The latest Bakers challenge is french macarons- you know, those pretty pastel colored sandwich cookies that you see in a patisserie shop or fancy bakery. I always thought that they charged too much for a single cookie. Now I know why. While I made last months challenge (puff pastry) many times, to really get in down and to have fun with different variations, this time around was different. I have had 5 goes at this with mixed results. The challenge of this recipe is to get “feet” on your cookies.
If you look at the bottom of the cookies they have a crisp raised edge. Seemed simple enough…. 1st batch, no feet
2nd batch, some had feet, some didn’t
3rd batch, yeah!! feet!!!
4th batch, not a foot to be seen… aarrrrggghhhh!!!
sooooo……. I got up this morning to make yet another batch thinking I would nail it this time and have some great photos to prove. No such luck, once again- no feet.
Honestly, for the life of me I can’t seem to figure this out. I have tried both the DB challenge recipe as well as tartlette’s recipe since others seemed to have better luck with her version. I actually had better results with the 1st recipe. I tried aging my egg whites on the counter from 24 hours to 3 days to 5 days. Best results with the 5 day old egg whites. I tried 3 variations, original almond filled with a bittersweet chocolate/grand marnier ganache, walnut macarons filled with a maple buttercream (pictured at top) and my favorite, pumpkin pie spiced macarons filled with a honey buttercream. While this version had no “feet” the flavors were incredible together.

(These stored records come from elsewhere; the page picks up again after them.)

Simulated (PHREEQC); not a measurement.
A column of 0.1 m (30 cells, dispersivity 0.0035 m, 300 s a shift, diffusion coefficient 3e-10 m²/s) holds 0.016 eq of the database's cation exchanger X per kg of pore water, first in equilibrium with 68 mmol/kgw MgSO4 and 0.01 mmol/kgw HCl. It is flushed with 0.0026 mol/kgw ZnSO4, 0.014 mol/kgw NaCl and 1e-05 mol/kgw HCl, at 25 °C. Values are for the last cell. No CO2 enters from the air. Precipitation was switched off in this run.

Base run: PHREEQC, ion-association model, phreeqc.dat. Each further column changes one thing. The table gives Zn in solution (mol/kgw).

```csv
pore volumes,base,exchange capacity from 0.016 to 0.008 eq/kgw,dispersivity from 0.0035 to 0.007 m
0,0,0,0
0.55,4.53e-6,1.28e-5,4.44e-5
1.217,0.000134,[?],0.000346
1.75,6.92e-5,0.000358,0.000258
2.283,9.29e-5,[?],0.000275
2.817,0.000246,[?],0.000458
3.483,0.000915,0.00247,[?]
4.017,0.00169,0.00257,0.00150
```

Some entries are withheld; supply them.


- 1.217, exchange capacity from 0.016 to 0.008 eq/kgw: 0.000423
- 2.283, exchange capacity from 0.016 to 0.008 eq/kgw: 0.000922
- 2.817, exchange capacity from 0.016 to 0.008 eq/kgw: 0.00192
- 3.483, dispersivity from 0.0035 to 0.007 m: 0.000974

I am posting this with the commitment that I will master this by Christmas. The recipe is simple enough, but then I started reading the pages upon pages of nuances that are involved with making french macarons. Wow…. All of this being said, I completely recommend making these yourself. If they don’t come out of the oven with the traditional “feet”, don’t worry, they will still taste amazing and anyone you serve them to will think you are amazing as well. The slightly crisp outside, the slightly chewy inside, the creamy filling– divine.
The 2009 October Daring Bakers’ challenge was brought to us by Ami S. She chose macarons from Claudia Fleming’s The Last Course: The Desserts of Gramercy Tavern as the challenge recipe.
Confectioners’ (Icing) sugar: 2 ¼ cups (225 g, 8 oz.)
Almond flour: 2 cups (190 g, 6.7 oz.)
Granulated sugar: 2 tablespoons (25 g , .88 oz.)
Egg whites: 5 (Have at room temperature)
(for my pumpkin variation, I added 2 1/2 tsp. of pumkin pie spice)
1. Preheat the oven to 200°F (93°C). Combine the confectioners’ sugar and almond flour in a medium bowl. If grinding your own nuts, combine nuts and a cup of confectioners’ sugar in the bowl of a food processor and grind until nuts are very fine and powdery.
2. Beat the egg whites in the clean dry bowl of a stand mixer until they hold soft peaks. Slowly add the granulated sugar and beat until the mixture holds stiff peaks.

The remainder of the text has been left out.